Palestinian President Mahmoud Abbas stands next to his prime minister Salam Fayyad, as they pose for a group photograph following a ceremony in the West Bank town of Ramallah to swear in a new Palestinian government in the West Bank. -AFP Photo

RAMALLAH: A new Palestinian government in the West Bank featuring 11 new faces was sworn in on Wednesday at a ceremony in Ramallah, in a move which angered the Hamas government in Gaza.

Ministers, including returning prime minister Salam Fayyad, took the oath of office in the presence of Palestinian president Mahmud Abbas.

The swearing in of the 25-member government, which includes 11 new faces and two ministers who changed their posts, comes more than a year after the last cabinet resigned in February 2011.

New ministers took over several key portfolios including that of the finance and justice ministries, an official list of the line-up showed.

After the cabinet resigned en masse last year, the Palestinian leadership said it would hold legislative and presidential elections “in the coming months,” with Abbas tasking Fayyad to form a new government.

But the process was put on ice after the surprise announcement in April 2011 of a reconciliation deal between Abbas's Fatah movement and its Islamist rival, Hamas.

The agreement called for the creation of an interim cabinet of independents selected by the two factions, which would prepare for elections that were rescheduled to happen by May 2012.

The deal has largely stalled, and Abbas said on Wednesday that the impasse had left his administration paralysed, spurring him to call for the formation of a new cabinet.

But the Hamas government in Gaza slammed the decision to form a new cabinet, accusing Abbas's Palestinian Authority and the Fatah movement he heads of abandoning reconciliation.

“This strengthens the division,” Hamas spokesman Fawzi Barhum told AFP, saying it “shows clearly that the Palestinian Authority and Fatah are far from implementing” the unity agreement.

In a bid to explain the decision, Abbas said he was “forced” to announce a new government after his Ramallah-based administration found itself unable to function.

And he also left the door open to an 11th-hour agreement with Hamas.

“If we reach an agreement with Hamas tomorrow or any time after that, this government will no longer have a role,” he said.

“But I can't wait forever. A number of ministers have resigned from the current government, and now the administrative situation is paralysed.”

Earlier on Wednesday, Abbas also moved to change the election law, which had until now stipulated that local elections must be held simultaneously across all of the Palestinian territories, local development minister Khaled Qawasme told AFP.

The amendment means that local elections can now be held separately in the West Bank and Gaza and do not have to take place on the same day, freeing up the Ramallah administration to begin planning a long-overdue vote, he said.

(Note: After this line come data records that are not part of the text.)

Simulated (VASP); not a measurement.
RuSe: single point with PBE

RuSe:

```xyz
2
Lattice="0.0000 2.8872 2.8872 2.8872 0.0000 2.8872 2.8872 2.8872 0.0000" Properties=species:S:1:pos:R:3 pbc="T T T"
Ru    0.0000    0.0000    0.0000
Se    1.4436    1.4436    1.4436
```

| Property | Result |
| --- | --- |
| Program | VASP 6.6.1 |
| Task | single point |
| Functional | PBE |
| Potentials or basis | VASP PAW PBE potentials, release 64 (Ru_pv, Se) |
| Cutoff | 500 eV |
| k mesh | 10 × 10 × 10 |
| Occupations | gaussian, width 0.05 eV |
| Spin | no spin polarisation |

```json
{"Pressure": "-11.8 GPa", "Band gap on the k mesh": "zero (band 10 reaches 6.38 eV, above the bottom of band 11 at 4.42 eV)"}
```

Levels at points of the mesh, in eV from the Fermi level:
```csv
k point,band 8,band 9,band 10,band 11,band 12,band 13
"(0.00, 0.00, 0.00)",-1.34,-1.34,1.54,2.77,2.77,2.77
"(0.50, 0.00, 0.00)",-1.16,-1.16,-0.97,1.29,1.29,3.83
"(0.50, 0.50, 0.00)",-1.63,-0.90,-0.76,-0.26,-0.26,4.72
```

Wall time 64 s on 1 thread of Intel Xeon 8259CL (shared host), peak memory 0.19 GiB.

“Today president Abbas changed the local election law and gave the government the right to call elections in stages,” Qawasme told AFP. “These elections are very necessary. It will be the top priority for the new government.”

Local elections had been due to take place last July but were first postponed until October, then deferred indefinitely.

The last time the Palestinians went to the polls was for parliamentary elections in 2006, which Hamas won by a landslide.